You probably won’t be surprised to hear that life has slipped several notches down the thrill-o-meter since we’ve been back home and at work. It’s ok: we accept it and were not complaining because we know how lucky we are to have such a ‘problem’! But a colleague, friend and fellow world wandering adventurer reminded me the other day that this green and pleasant land in which we live really has a lot to offer. I’m not sure we’ve really been taking advantage of this so far.
I remember our first hours back in England – travelling south-east via train, bus and car – thinking how beautiful and varied our country is. Rolling hills, fields of cattle and flocks of sheep, distant crumbling ruins, rows of stone cottages… It’s unlike anything in Asia or the Americas. Noisy howler monkeys and skittish lizards, lush rice paddies and grazing water buffalo add a certain novelty to an afternoon stroll but it’s all too easy to take for granted what’s on our doorstep.
Being away also reminded me how wonderful it is to have seasons. Sure, the weather can be unpredictable and sometimes we’d rather a bit less rain or a little more sun, but at least it changes throughout the year and there are no crazy extremes to deal with. This time last year we were experiencing the full force of south-east Asia’s rainy season and were only a few days away from typhoon Haiyan’s approach.
Given all these recent musings, we’ve resolved to find the motivation to get out and about more often. Autumn’s crispness and colour seemed as good a reason as any. Less exotic, very familiar to some of you, but wanderings nevertheless.
You may also notice that I’ve been experimenting with some photo editing for the first time; just using the Snapseed app on my Galaxy Note. I’m still learning but hopefully they look alright!

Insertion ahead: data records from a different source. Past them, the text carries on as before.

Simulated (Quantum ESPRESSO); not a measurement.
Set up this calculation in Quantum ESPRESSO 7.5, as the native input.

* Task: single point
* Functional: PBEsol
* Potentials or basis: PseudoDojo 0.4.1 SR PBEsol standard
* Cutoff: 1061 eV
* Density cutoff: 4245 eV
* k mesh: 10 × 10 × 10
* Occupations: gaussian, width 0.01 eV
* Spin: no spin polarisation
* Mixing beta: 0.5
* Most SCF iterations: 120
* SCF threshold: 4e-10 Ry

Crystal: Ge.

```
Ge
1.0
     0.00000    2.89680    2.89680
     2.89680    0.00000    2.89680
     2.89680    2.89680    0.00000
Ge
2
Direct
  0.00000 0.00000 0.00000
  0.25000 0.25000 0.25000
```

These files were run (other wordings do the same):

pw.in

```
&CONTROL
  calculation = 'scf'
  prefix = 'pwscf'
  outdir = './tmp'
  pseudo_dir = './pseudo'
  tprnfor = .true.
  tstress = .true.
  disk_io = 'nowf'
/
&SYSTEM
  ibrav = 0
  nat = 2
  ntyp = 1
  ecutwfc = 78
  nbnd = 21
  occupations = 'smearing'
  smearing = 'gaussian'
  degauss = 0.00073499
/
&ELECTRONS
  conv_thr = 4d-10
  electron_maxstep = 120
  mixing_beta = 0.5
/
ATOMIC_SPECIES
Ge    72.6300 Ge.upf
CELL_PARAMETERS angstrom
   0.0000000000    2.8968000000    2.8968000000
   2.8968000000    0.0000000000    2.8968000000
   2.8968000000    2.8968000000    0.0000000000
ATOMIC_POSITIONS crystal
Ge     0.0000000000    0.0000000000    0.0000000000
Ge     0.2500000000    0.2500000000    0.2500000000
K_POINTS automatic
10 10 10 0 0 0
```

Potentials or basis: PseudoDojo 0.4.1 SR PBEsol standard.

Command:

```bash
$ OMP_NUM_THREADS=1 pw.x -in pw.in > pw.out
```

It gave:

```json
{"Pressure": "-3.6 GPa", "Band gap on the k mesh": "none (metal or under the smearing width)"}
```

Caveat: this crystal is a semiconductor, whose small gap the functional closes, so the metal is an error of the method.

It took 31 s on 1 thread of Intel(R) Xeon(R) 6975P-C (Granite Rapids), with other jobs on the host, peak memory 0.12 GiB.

About a fortnight ago, our first weekend wandering was to Calke Abbey, a National Trust property about half an hour away from where we live. Actually, we last visited on the day we got engaged (19th May 2013) although Dean didn’t produce the Kinder Egg and pop the question until later in the day! It’s known as the ‘unstately’ home since the house and stables have been left largely unrestored.
The approach to the visitors’ centre is more than a mile of driveway beginning with a canopy of trees which are then exchanged for sweeping views over fields of sheep, many of whom will amble on and off the road, undeterred by vehicles, only meandering out of the way in their own sweet time.
It started raining as we arrived so we decided to start with a tasty cream tea in the newly-opened cafe which was a treat from Dean’s Gran to celebrate our first wedding anniversary. Apt since we had Cornish cream teas in place of canapés at our wedding.
We’d not bought tickets for the house or formal gardens so we began by wandering around outside the stables.
From one of the courtyards you can have a nosy into various storerooms and farm out-buildings, set up as they would have been when the stakes were in use. This was a workshop.
Inside, the stables have been left as they were too, with a few interesting items displayed such as packing boxes and saddles.
Leaving the buildings, we went off for a bit of a ramble around the grounds, amongst the sheep. There were plenty of autumnal bits and bobs to snap away at (and a rope swing)…
Heading back out to the main road, we pulled over briefly having spotted several fields full of young rams, complete with curly horns. It seemed an unusual sight to see so many at once.
This weekend just gone, we made an enthusiastically early start on Saturday morning, hoping to get out and about while there was still some blue sky to enjoy. It didn’t last as long as forecast but we enjoyed our walk nevertheless, especially as there was a little more in the way of autumnal colour.
Kedleston is our very local National Trust property, just 5 minutes away. Home to the Curzon family since the 12th century, it also featured in The Duchess starring Keira Knightley. The grounds are another beautiful slice of Derbyshire countryside, although sadly one which is currently intending to sell off a large section of its grounds to housing developers.
I had a close encounter with some very well-camouflaged nesting pheasants who decided to flap into flight as I was passing. Terrifying! I decided to proceed with much more caution and to take up pheasant shooting after that: with a camera of course. Generally they remained too far away for me to snap them. Despite the inconveniently positioned greenery, here’s the clearest attempt.
That’s all for now. Hopefully next time I write I’ll have some more British wanderings to report upon and possible even some good news regarding our house!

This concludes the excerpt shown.